May 17, 1990|ERIC MALNIC | TIMES STAFF WRITER

Actor Martin Sheen and three others were arrested Wednesday morning after they splashed what appeared to be blood on the front of the downtown Federal Building in the latest of a series of demonstrations there to protest U.S. policies in El Salvador.

"This is the blood of the innocent!" activist Valerie Sklarevsky shouted as she knelt on the front steps to pour the scarlet fluid across her white dress and onto the pavement in front of her.

"Stop the war!" she cried. "Stop the killing! Stop the weapons! Stop the weapons to El Salvador! Wake up, America!"

Before helmeted federal police dragged her away, Sklarevsky tossed a small packet of dirt into the vivid puddle. She said the dirt was stained with the blood of the six Jesuit priests and two women who were massacred--allegedly by government military personnel--in El Salvador six months ago.

She also tossed in several dollar bills, which she said represented money from the U.S. government that was used to train and finance the Salvadoran military.

Sklarevsky said she and several other demonstrators donated blood for their grim spectacle. They brought a total of about a pint of it in small glass bottles.

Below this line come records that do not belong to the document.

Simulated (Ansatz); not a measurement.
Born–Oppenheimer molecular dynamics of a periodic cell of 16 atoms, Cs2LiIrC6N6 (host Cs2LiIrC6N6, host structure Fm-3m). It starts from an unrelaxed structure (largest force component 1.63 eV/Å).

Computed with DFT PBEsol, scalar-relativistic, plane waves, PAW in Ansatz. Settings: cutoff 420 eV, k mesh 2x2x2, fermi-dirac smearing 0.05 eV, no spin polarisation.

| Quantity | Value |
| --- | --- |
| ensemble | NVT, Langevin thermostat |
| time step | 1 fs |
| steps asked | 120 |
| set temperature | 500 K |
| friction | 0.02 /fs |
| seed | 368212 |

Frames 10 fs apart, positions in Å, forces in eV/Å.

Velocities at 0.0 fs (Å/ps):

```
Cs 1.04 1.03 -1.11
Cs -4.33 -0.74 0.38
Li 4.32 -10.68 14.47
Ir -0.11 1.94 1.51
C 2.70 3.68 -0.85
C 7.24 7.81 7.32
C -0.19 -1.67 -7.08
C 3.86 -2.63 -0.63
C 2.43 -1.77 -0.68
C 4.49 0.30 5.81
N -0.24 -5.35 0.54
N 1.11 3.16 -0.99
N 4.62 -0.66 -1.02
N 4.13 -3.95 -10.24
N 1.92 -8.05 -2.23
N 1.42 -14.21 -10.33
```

Sheen, who had carried a large, hand-painted cross in his arms during a short march by the approximately 200 protesters to the front steps, was arrested after he grabbed the bottle that Sklarevsky had dropped and smeared some of the fluid on a marble tablet identifying the structure at Aliso and Los Angeles streets as the Federal Building.

The actor, who remained silent throughout the demonstration and arrests, did not resist and was led away without incident. He has been arrested at more than a score of similar demonstrations.

The two others arrested Wednesday were activist Kiernan Prather, who threw the first blood, and Blaise Bonpaine, a former priest. Police said all four would be charged with malicious mischief, a misdemeanor.

While more spectacular than most, Wednesday's demonstration, which marked the six-month anniversary of the murders in El Salvador, was much smaller than some of the dozen or so that preceded it. On Jan. 17, 234 demonstrators--among them Sheen--were arrested at the Federal Building..

A week earlier, six television reporters and technicians covering one of the protests were arrested there after police said they had strayed into cordoned-off areas that the officers had warned them to stay clear of. On Wednesday, reporters and camera operators maintained a respectful distance, and there were no further arrests.

At 11 a.m. Wednesday, about three hours after the demonstration at the Federal Building, about 150 of the participants regrouped in front of the Salvadoran Consulate at 2412 W. 7th St. to renew their protest.

Six managed to make their way into an inner reception room before they were escorted outside by Los Angeles police and the consulate's doors were locked.

The demonstrators prostrated themselves on the sidewalk, one by one, to commemorate the deaths in the fighting in El Salvador, before getting up quickly and disbanding.

As in the past, both of Wednesday's protests were organized by the Wednesday Morning Coalition for Peace and Justice in El Salvador and the United States, named, in part, for the day upon which it holds its demonstrations.

Eight Salvadoran soldiers--a colonel, three lieutenants and five enlisted men--have been charged in the murders, which Salvador's president, Alfredo Cristiani, admits were committed by the military.

However, a congressional task force in Washington that was appointed to monitor the case reported two weeks ago that Salvadoran investigators have made no serious efforts to determine whether more senior officers were involved in the murders.